Later on, it will be much slower to create the SAME kind of fabric with crochet. Special speed knitting techniques will allow you to move on at a tremendous speed – forming 2 stitches per second. A speed that will be virtually unattainable in crochet (fastest knitter creates 118 stitches in 1 minute) – except you do trebles and count them as three stitches.

Either way, each of them can be fast but they will excel in different areas.

Crochet vs knit blanket

crochet vs knit blanket a couple of examples decorated on a couch
A knitted blanket and a pillow cushion and a granny square crochet blanket on the right

One heavily debated topic is the difference between knitting versus crochet when it comes to blankets. Both crafts will be able to produce stunning blankets. Crocheting is, obviously, famous for multicolored granny squares and it’s very difficult to create something similar with knitting (mitered squares are similar but don’t even remotely have a similar range of options).

three swatches with three different cable stitches
Various knitted cables

Cables are, on the other side, much easier to create in knitting. While it’s possible to crochet them, they won’t look as crisp, and more advanced cables will be quite difficult. The same applies to intricate colorwork. While not exactly easy, intarsia and Fair Isle basically allow you to transfer any picture or design into knitting.

Another thing to consider is the creative process itself: Blankets can be huge and in knitting all stitches, so the full width, need to be on your needles. This can mean 400 stitches or more. A single row can take as much as 30 minutes and it’s often very difficult (or ill-advised) to interrupt this process. In crochet, you can basically stop wherever you are and you typically construct a blanket out of smaller units.
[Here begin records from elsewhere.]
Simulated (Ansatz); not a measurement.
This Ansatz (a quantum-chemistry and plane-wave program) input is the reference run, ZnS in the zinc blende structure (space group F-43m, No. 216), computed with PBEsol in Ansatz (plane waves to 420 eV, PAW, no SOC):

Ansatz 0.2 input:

seaming garter stitch with the mattress stitch using a red contrasting yarn

You can, of course, construct an afghan out of many little squares in knitting as well, but this means a lot of seaming and sewing later on. While not difficult a lot of knitters feel it’s very annoying. Most granny square blankets patterns typically crochet the squares together.

Things BOth crafts have in common

Up until now I mostly talked about the differences between crochet and knitting but there are also many things that unite them. First of all, a lot of knitting techniques require a crochet hook (like a provisional cast-on or some ways of picking up stitches) and vice versa. So, no matter which of the two you pick, you will benefit a lot from dabbling a bit in the other craft as well.

On top of that, both hobbies are incredibly relaxing, some say even a bit like meditation. Only recently I read a lovely quote:

“One of the most powerful things about knitting is that it makes you feel very happy to be in your own company”.

Kaffee Fassett

And the same can be said about crocheting. The hours working on a project can be very restorative and relaxing.

Naturally, you will end up working with fabulous yarn and you will be able to express your personal style, preferences, and personality with each of your projects no matter if you learn knitting or crocheting. Both crafts can also help you to build up a sustainable, slow-fashion wardrobe or decorate your home.

Knitting: my personal story and why I picked it

me wearing the ribbed hat pattern

I learned how to crochet when I was around 6 years old and knitting a couple of months later. At first, I was obsessed with crocheting little bags and toys and all these sorts of things. The relative ease and speed of even complex-looking patterns were what had me hooked (please excuse the pun, haha).

In the years to come, both were part of our school curriculum but as I grew older, I noticed that the kind of fabric crochet creates isn’t what I was really looking for. And even today, I personally feel it looks strangely outdated and old-fashioned or not delicate and smooth enough.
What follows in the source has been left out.